Presidential pardon? Why not?
Posted on May 13th, 2020

By Rohana Aryaratna Courtesy Ceylon Today

It is a proven fact that LTTE terrorists led by a mentally deranged criminal changed their terror tactics by disguising themselves as saviours of the Tamils from the Sinhalese scourge. By transforming the conflict into an ethnic issue, they could easily brainwash innocent Tamil civilians into becoming a combatant force sans military fatigues.

Makkal Padai Brigade

They named it the ‘Makkal Padai Brigade’ (Tamil civilian armed force) and trained its members to kill. The Brigade comprised of all ages ranging from 7 to 35, including even angry grandfathers. Hence on the advice of their theoretician who spent a luxurious life in London, or the Tamil diaspora, or maybe the bankrupt Tamil politicians, the LTTE changed their terror tactics into an ethnic war.

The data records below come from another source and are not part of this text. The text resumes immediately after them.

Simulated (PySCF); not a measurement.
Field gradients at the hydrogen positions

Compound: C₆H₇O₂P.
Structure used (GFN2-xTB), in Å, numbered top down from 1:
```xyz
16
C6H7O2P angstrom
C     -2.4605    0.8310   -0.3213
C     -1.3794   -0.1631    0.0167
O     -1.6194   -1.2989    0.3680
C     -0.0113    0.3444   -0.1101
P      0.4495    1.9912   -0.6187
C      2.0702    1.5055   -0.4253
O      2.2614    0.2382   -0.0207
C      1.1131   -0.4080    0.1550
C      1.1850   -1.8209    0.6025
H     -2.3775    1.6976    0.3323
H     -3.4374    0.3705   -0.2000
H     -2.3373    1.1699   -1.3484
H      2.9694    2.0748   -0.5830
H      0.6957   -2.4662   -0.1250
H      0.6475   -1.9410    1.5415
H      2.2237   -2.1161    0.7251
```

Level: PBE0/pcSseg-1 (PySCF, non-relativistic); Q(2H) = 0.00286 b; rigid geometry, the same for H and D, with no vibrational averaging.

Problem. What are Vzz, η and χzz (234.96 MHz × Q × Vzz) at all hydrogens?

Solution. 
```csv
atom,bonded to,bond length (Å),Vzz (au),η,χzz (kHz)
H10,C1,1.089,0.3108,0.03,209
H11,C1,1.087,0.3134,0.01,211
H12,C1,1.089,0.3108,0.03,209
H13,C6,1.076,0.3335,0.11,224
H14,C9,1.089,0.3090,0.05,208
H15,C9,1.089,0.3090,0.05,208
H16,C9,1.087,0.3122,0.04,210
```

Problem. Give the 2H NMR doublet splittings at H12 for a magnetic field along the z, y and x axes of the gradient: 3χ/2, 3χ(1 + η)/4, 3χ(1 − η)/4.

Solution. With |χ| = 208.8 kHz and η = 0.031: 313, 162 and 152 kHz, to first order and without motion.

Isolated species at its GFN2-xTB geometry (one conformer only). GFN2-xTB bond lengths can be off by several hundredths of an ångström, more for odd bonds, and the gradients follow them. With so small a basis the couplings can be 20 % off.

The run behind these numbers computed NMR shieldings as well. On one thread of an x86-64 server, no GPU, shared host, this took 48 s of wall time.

At present, the LTTE relics and their Western allies, who were down-hearted by the defeat they had to suffer at the hands of the heroic and patriotic Armed Forces, are trying to make amends, by bringing in so-called human rights organisations to instigate a worldwide prejudice against Sri Lanka, its rulers and the armed forces. 

The recent pardoning of Staff Sergeant Sunil Ratnayake by President Gotabaya Rajapaksa has come in handy to these defeated and bankrupt elements. They have aligned their war crimes charges and so-called human rights violations alongside this pardoning issue. Western Nations, their lackey NGOs and the pseudo human rights groups who were dependent on the LTTE diaspora for various political reasons, have taken up this pardoning issue as a kind of world shattering news as well as an unpardonable offence.

Staff Sergeant Sunil Ratnayake was one of the 14 suspects said to be involved in the murder of eight Tamil civilians, including two underage boys. As we earlier mentioned, LTTE terrorists had trained civilians including children and were using them as combatants against SriLankan soldiers. 

There had been several attacks launched by Tamil citizens and also due to the findings of the intelligence services about the existence of the Makkal Padai Brigade, Tamils wearing civilian attire were strictly barred from entering areas where the Army was located. 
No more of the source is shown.